The "Expression of the Emotions" came out in 1872, when Darwin was sixty-three. Here he cites from "King Henry VIII." Norfolk's account of Wolsey's "strange commotion," and from "King Henry V." the king's picture of warlike anger. The former passage is correctly given; the latter is printed with some curious omissions, which are not indicated; probably it was written down from memory. The book contains, further, quotations from "King Richard II.," "King Henry IV.," pt. i., "King Henry VI.," pt. ii., the "Merchant of Venice," "King John," "Julius Cæsar," the "Winter's Tale," "Titus Andronicus," "Romeo and Juliet" and "Hamlet." Not a bad list for a man who, four years later, was to declare that he has "tried lately to read Shakespeare, and found it so intolerably dull that it nauseated me!" Here Shakespeare is neither dull nor intolerable, but endowed with "wonderful knowledge of the human mind." And it must be understood that the passages quoted are not taken, haphazard, from a Shakespeare concordance. I have worked through the thirty-seven plays myself, with a view to emotive psychology, and I know what the possibilities of quotation are. Darwin's passages are selected, and I have little doubt that they were remembered first and looked up afterwards. Darwin quotes, again, from Somerville's "Chase" the lines—

And with a courtly grin, the fawning hound
Salutes thee cow'ring, his wide op'ning nose
Upward he curls, and his large sloe-black eyes
Melt in soft blandishments, and humble joy—

which may pass for poetry. He quotes the "laughter, holding both his sides" from Milton's "L'Allegro"; he quotes twice from Worsley's rhymed version of the "Odyssey"; he refers to the laughter of the gods in the first book of the "Iliad";[1] and he quotes twice from the "Æneid" of Virgil.

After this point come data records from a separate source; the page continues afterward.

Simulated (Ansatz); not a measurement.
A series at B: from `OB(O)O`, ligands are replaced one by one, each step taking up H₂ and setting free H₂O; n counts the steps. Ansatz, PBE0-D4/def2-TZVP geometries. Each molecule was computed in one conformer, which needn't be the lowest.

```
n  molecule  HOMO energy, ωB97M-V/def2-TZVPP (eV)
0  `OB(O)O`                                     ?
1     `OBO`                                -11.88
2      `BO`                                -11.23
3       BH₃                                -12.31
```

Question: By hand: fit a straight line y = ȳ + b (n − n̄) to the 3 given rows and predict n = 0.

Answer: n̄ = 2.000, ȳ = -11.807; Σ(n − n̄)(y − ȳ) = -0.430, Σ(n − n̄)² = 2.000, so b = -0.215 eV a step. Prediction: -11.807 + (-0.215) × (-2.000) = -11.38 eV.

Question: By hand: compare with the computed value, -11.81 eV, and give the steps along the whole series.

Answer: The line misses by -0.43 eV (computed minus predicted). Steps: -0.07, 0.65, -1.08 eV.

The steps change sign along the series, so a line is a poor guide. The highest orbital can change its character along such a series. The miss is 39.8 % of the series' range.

I hope that these illustrations of Darwin's use and knowledge of poetry are enough, if not to prove my point, at any rate to give it plausibility. It is, perhaps, not wholly superfluous to add that the absence of certain apt quotations from Darwin's pages is adequately explained by the circumstance that the poets are post-Darwinians. I have found more than once, in discussing this question, that even highly educated persons may be a trifle hazy in their dates.

When, on the other hand, we ask whether Darwin would have retained his poetic sense by weekly readings, the answer must be doubtful. If he had read with any overt intention of refreshing the intel-

  1. So I have always interpreted the rather puzzling passage at the beginning of chapter VIII. My colleague, Dr. L. L. Forman, suggests, however, that Darwin may have confused the Greek with the Norse gods. If this is the case, the reference is probably to some prose work upon Norse mythology.